MLSYS ENGINEERING

3.2. Race condition

Multi-threading can be fast, but it may also create bugs. When threads run in parallel, their instructions can interleave with each other in unpredictable ways, which could lead to incorrect results. For a simple example, if we want to do x += 1, the actual execution in the CPU could look like this:

Code 5. Instruction breakdown of x += 1.
x = 0  # Initial value
temp1 = x  # Read
temp1 += 1  # Compute
x = temp1  # Write back

If we have two threads doing the same concurrently, one possible execution could look like this, where Thread 1 finishes all three steps before Thread 2 starts:

Code 6. Two threads with no interleaving, correct result.
x = 0  # Initial value
temp1 = x  # Thread 1 Read
temp1 += 1  # Thread 1 Compute, temp1 is 1.
x = temp1  # Thread 1 Write back, x is now 1.
temp2 = x  # Thread 2 Read
temp2 += 1  # Thread 2 Compute, temp2 is 2.
x = temp2  # Thread 2 Write back, x is now 2.

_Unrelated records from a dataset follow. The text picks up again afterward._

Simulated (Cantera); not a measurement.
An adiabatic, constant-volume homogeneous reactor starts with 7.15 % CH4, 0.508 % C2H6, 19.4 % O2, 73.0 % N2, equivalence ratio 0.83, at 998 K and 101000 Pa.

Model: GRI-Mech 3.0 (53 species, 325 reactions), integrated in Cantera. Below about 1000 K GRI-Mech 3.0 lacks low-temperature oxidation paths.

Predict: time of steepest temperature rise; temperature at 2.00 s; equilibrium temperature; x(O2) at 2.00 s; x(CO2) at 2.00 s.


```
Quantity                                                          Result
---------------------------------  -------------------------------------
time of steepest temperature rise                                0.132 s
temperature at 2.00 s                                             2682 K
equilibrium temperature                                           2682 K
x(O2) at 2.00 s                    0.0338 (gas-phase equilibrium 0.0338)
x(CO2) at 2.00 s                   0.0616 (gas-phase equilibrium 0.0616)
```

This gives the correct result of 2. However, another possible execution has the instructions interleaved like this:

Code 7. Two threads with interleaving, incorrect result.
x = 0  # Initial value
temp1 = x  # Thread 1 Read
temp1 += 1  # Thread 1 Compute, temp1 is 1.
temp2 = x  # Thread 2 Read
temp2 += 1  # Thread 2 Compute, temp2 is 1.
x = temp1  # Thread 1 Write back, x is now 1.
x = temp2  # Thread 2 Write back, x is still 1.

This gives the wrong result of 1. Which execution actually happens depends on the exact timing of the threads, which can vary between runs. The code may work correctly most of the time and only fail occasionally, making the bug very hard to reproduce and debug. The same bug can occur in matmul because += is used when computing the inner-product.

This condition of having multiple threads writing to the same variable concurrently, or one writing while others are reading, is known as a race condition. It is created by instructions from different threads interleaving without waiting or blocking each other, which is known as asynchronous execution.

So, asynchronous execution can indeed save us some time by running things in parallel, but it requires careful management to avoid race conditions. If multiple threads want to modify the same variable in an asynchronous manner, it may create a bug.

Note that we often use async and sync as short forms of asynchronous and synchronous respectively.